GLC member and former Prime Minister of New Zealand Jenny Shipley spoke out on CNN.com, calling family planning the ‘elephant in the room’ at the Rio+20 summit:
Every second, every day, every year we fail to address demand for reproductive health and family planning services. Lives are lost and girls’ opportunities to thrive and contribute to their country’s development shrink. These are real people. We know that universal access to voluntary family planning services would prevent 150,000 maternal deaths and 25 million abortions every year. This is an issue all governments and negotiators should agree upon if we are serious about sustainable development.
Today, opposition to voluntary family planning can only be attributed at best to outdated thinking, and at worst to a desire to undermine women’s rights.
If the motto of the Rio conference is to be realized, that is, to build “the future we want,” leaders must step up and call for universal access to reproductive health and voluntary family planning for women everywhere who are denied this right.

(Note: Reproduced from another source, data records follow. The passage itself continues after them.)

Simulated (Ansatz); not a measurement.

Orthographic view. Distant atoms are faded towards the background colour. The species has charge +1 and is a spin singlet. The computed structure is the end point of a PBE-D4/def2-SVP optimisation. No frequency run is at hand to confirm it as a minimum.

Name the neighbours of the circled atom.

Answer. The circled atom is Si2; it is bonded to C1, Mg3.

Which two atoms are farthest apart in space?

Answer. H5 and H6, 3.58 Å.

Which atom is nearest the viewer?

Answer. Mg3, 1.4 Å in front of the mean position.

Consider the wider benefits to our planet. Providing women with the desired cost-effective, low-tech family planning services would not only dramatically reduce pressure on natural resources, increase supplies of food and water, decrease the risk of conflict over other scarce resources and improve ecological health, but scientists estimate such services would cut carbon emissions by up to one-quarter of what’s needed to slow climate change — an outcome equal to ending deforestation around the world, or increasing 40-fold our reliance on wind power.